Fred Eningowuk, another elder, has seen this happen with his own eyes.

“The word relocation—it’s hindering our community,” he tells us. “I attended several meetings and one funding agency wanted to recommend not to fund replacing our tank farms,” he continued, referring to the large metal containers used to store fuel for the remote community. “And I told them that even if our community decides to relocate or stay in place, we are in dire need of a tank farm for our community. I am very afraid—those tanks are disasters waiting to happen. I’m afraid I can hit those with a rigid object and cause a major oil spill, gas spill, a disaster within our community.”

Eroding Edges Nayokpuk General Store, one of two stores in Shishmaref, sits just in front of the village’s tank farm.

photo by: Eli Keene

Nayokpuk General Store, one of two stores in Shishmaref, sits just in front of the village’s tank farm.

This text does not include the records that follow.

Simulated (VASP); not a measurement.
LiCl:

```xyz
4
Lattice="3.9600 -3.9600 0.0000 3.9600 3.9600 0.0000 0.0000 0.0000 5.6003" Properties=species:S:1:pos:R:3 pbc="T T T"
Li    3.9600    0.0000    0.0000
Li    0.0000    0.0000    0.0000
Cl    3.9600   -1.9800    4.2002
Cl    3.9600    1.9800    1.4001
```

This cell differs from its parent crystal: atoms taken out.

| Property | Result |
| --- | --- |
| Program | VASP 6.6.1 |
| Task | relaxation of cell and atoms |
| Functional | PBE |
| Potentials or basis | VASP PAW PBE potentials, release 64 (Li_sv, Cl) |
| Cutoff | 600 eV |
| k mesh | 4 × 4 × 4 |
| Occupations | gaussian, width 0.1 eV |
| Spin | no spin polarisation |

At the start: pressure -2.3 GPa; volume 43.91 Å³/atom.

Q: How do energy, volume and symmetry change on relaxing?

Advocating for infrastructure to support a community that intends to leave is a tough needle to thread. This is particularly true in the remote communities of rural Alaska, where building anything is expensive and most supplies must be flown in. But it is equally unrealistic to expect communities like Shishmaref to live without essentials—whether it be the sea wall, the tank farm, or even running water, which most of the village lacks—until some unknown date when the village might be moved.

Back in the City Council office, Tiffany demonstrates how even small losses of community resources can have major impacts on the community. “Right now, I think our biggest issue besides the [vote] is our Laundromat,” she says. “We have one washer available for the whole island—about 600 to 700 people.” Replacing a broken washer is expensive, requiring a special order to Nome and then shipment by air to the village. It is also a striking reminder that a vote to move does not erase the daily needs of a community.

The problem with the Laundromat is also reflective of a deeper issue for Shishmaref. On the other side of the rusting tank farm is the Nayokpuk General Store, one of two groceries in Shishmaref. Inside, owner Percy Nayokpuk laments the general state of the village economy over the past decades. In Percy’s view, everything changed in 1971 when Congress passed the Marine Mammal Protection Act, which banned the sale of marine mammal products such as pelts, except those in the form of native handicrafts.

“The biggest change,” Percy says, “is trying to survive without an economy. It’s very tricky. Back in the day the hunters here all made more than the sole white man in town, who was a teacher. The economy was taken away in 1971. And no alternative was given. Now it’s all transfer payments from the government. We were once very independent. Now we’re dependent.”

Peeling back the many layers of funding problems, an image comes into focus that extends far beyond the growing threat of erosion and climate change. Shishmaref is not only facing an environmental crisis—they are facing that environmental crisis at a time when their local adaptive capacity has been severely damaged from decades of political and economic disenfranchisement.

But the potential to solve this problem exists in the village. In addition to being expert hunters, many Shishmaref residents are expert carvers whose carvings sell for hundreds of dollars through middlemen in Nome. A tannery at the top of the island allows production of traditional goods, though it faces high energy operating costs and has fallen into disrepair.

Reconstructing an economy in such a remote place is no easy task. It means looking beyond physical relocation costs to investing in Shishmaref as a community—in its historic livelihoods, its immediate needs, and its vision for the future.